Student from Simpson University's South Korea Cohort Graduates in Redding
For Immediate Release
REDDING, Calif. – It only seemed fitting that Natalie Litvak should fly cross-country to walk across the stage at Simpson University's spring commencement.
After all, Simpson University went halfway around the world to provide the 36-year-old Pittsburgh resident with a Master of Arts in education program while she taught in South Korea.
Litvak is one of nine students graduating this spring from the university's extension campus in Suwon, South Korea. Having moved back to Pittsburgh in April, Litvak could choose to attend a June 12 graduation ceremony in Suwon or an April 30 ceremony at Simpson's Redding campus.
"She returned to the U.S. well before her cohort classmates finished their school year, yet felt such a strong bond to Simpson University and didn't want to miss out on participating in a graduation ceremony," said Dr. Richard Harris, associate dean of Simpson's School of Education. "We were thrilled that she came to Redding."
Simpson University launched an international cohort in fall 2008, becoming the only Western university to offer an on-site Master of Arts in Education program in South Korea. Six School of Education professors take turns traveling overseas to teach, using classrooms at the Gyeonggi Suwon International School. Many of their students are teachers from the K-12 international school.
Litvak, who taught in a Korean national school, offered a unique perspective, Dr. Harris said.
"She was an incredible resource for her fellow students as we learned much about the educational opportunities for the majority of Korean children," he said.
After two years with the Peace Corps in West Africa, Litvak moved to Korea in 2006 for a job teaching English to kindergarten and elementary students. She wasn't expecting to fall in love with teaching.
"What started off as being something I did to earn more money turned out to be something I really enjoyed doing," she said.

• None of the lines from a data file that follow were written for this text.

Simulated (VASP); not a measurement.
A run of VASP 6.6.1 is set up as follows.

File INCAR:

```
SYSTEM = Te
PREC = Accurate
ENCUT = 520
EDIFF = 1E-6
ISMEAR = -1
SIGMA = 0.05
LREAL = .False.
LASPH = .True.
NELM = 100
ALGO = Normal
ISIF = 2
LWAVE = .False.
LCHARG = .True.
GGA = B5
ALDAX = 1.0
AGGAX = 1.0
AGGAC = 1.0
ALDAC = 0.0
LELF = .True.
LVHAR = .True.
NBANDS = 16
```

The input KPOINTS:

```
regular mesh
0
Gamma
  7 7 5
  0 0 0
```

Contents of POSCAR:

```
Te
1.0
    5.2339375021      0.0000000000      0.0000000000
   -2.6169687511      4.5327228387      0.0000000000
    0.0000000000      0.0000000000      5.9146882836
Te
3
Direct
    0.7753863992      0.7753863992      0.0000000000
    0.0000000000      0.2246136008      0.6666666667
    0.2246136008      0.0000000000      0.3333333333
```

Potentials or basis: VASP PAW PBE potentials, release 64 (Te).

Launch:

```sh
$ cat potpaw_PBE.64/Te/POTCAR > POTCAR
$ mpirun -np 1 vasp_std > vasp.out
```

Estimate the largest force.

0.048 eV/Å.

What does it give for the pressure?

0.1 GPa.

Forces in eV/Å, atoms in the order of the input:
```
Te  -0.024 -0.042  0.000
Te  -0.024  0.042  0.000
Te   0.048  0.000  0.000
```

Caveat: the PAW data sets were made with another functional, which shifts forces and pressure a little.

She transferred to a full-time job teaching English to middle-school students in Seoul. There, she learned about Simpson's M.A. in Education program from a friend.
"There are not a lot of educational opportunities available to people overseas except online programs, so I think it's wonderful that Simpson offers this," Litvak said.
She emailed Dr. Harris to learn more and was surprised to get a quick response saying he was in Seoul at the time.
"It was a bit serendipitous," she said.
They met to discuss the program, and Litvak enrolled. Since a two-year cohort had just begun, Harris agreed to teach her the first course so she could join up with the group soon after.
"The classes were valuable, but the best thing was the professors," said Litvak, who is pursuing job opportunities in curriculum development. "They made huge commitments to travel back and forth. They made it worthwhile for us and allowed us to grow personally and professionally."
Since Simpson University's Korea program began nearly three years ago, 17 students from two cohorts have completed the program. A third cohort (of 14 students) began in August 2010 and those students will graduate in June 2012. A fourth cohort will begin this August and plans to launch a fifth cohort in August 2012 are developing.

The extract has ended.